One Belt, One Road, Many Bribes?
The Beijing airport is still draped with One Belt, One Road banners, a week after the close of the summit here devoted to the massive transcontinental infrastructure initiative. Launched in 2013, President Xi Jingping’s ambitious project still gets little coverage in western media. For many, the summit last week is known only as the venue where Vladimir Putin surprised everyone by spotting a piano and sitting down to play the unofficial anthem of Moscow. (The immediate appearance of his videographer undermined the impression of spontaneity.)
So, what was Putin doing in Beijing last week, apart from playing the piano? He was there to ensure Russia’s stake in President Xi’s bid to move China to center stage in global affairs. He was one of 29 heads of state in attendance. Putin and others looked on as Xi pledged $113 billion to the initiative. Projects to date have not been consistently documented, but the stated goal is to focus on substantial transportation and power initiatives: roads, railways, ports and power plants and the extraction and transportation of resources.
One Belt, One Road (OBOR) is meant to evoke the Silk Road trade routes dating back to the Han Dynasty: the Silk Road Economic “Belt” and the Maritime Silk “Road.” Linking the project back to the ancient trade route is, one suspects, meant to make it seem a natural and benign role for China. And there’s no question that infrastructure-poor regions that fall along the route will benefit from well-run, transparent projects of this kind, if indeed the projects are well-run and transparent.
While the geographic focus of the project may seem regional, the scale of its ambitions and potential impact are global. A threshold dilemma for the United States is that there are large contracting opportunities for U.S. companies working on OBOR projects, but it’s China’s initiative and advances China’s soft power. This presumably explains why the U.S. has waffled around the edges of the project, while piano-playing Putin entertained some of the 65 OBOR nations present.

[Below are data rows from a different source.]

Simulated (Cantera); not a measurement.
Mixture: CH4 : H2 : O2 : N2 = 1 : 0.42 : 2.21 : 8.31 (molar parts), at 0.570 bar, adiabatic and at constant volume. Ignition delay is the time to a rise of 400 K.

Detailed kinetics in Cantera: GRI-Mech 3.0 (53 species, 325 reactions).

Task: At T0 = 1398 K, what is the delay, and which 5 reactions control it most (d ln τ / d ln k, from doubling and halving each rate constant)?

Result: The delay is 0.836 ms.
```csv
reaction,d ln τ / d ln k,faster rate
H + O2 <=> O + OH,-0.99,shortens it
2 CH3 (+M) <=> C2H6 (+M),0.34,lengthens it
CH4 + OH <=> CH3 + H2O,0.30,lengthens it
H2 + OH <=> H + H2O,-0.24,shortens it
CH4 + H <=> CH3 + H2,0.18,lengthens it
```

But the greater challenge for U.S. businesses is that Chinese funding means Chinese rules. This is likely to be bad news for transparency. While we have seen China crack down on corruption under Xi, efforts have been focused within China, reaching across borders only to nab Chinese citizens who have fled with their corrupt bounty. The Chinese enforcement agencies have never brought an action against a Chinese entity for bribery abroad in spite of rampant anecdotal evidence that many Chinese companies use bribery as a business strategy across Asia and Africa. That track record shows no signs of changing.
Couple this apparent indifference to bribery beyond its borders with the fact that the 65 OBOR countries include some of the most notoriously corrupt in the world. Four OBOR countries are amongst the eight riskiest in the world according to the TRACE Matrix developed by my organization: Yemen, Cambodia, Myanmar and Syria. Most others (Pakistan, Vietnam, Uzbekistan, Iraq, Iran and others), fall in the bottom half.
OBOR may well result in some new jobs for U.S. companies, but these contracts will see the United States as the junior partner to China in countries where neither the beneficiary nor the lender has shown much appetite for transparency or good governance.
Alexandra Wrage is the founder and president of TRACE, an organization committed to increasing commercial transparency and bolstering good governance.